Place the chicken breast side down on a chopping board. Using a good pair of kitchen scissors or poultry shears, cut along both sides of the backbone and down the sides of it, then cut along the bottom to remove this completely. Turn the chicken over and press hard to flatten it as much as possible (this will make it easier and faster to cook).
Mix all the spices with the oil until it makes a smooth paste, then rub this all over the chicken. Cover and leave this to marinade in the fridge for at least 1 hour.
Heat a barbecue or a griddle pan over a medium/low heat. Season the chicken and place it skin side down. Cook over a low heat for 15 -20 minutes until deep golden, then turn over and repeat on the other side. (You want this to be over a low heat but to be lightly sizzling – if it is too hot it will burn on the outside.) Add a splash of water, then cover with a barbecue lid or a roasting pan to completely cover it.

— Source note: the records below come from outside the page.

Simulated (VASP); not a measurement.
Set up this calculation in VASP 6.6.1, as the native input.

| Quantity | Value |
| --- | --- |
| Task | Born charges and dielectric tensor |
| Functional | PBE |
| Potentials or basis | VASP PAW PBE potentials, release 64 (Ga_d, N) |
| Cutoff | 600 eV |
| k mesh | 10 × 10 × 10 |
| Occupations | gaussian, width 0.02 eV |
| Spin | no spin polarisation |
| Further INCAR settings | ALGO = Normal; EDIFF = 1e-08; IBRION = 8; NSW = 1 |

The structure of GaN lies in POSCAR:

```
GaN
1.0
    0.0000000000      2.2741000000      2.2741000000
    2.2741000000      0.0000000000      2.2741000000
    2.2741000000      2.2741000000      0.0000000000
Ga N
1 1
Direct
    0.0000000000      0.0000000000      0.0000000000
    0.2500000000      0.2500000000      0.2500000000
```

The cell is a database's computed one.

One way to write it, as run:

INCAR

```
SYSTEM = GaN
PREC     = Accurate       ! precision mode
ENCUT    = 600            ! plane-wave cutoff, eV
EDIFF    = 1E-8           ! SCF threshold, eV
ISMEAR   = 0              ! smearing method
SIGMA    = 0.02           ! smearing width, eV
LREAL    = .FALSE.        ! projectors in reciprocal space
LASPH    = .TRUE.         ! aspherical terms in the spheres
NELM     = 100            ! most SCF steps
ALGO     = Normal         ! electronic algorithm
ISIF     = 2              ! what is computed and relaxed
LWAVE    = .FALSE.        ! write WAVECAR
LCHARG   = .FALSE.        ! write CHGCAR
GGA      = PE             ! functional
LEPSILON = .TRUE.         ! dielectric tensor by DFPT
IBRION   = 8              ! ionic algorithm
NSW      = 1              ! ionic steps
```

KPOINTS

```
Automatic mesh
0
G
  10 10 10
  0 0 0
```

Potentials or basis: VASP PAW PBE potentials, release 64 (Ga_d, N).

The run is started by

Continue to cook like this for 30-40 minutes depending on the size of the chicken, turning the chicken over every 10 minutes to make sure it doesn’t burn. The chicken will take 1 hour to 1 hour 15 minutes to cook depending on its size. Check the chicken by inserting a skewer into the middle – if clear juices run out, it is ready.
Transfer to a chopping board and leave to rest for around 10 minutes before serving. Sprinkle with the chillies to serve.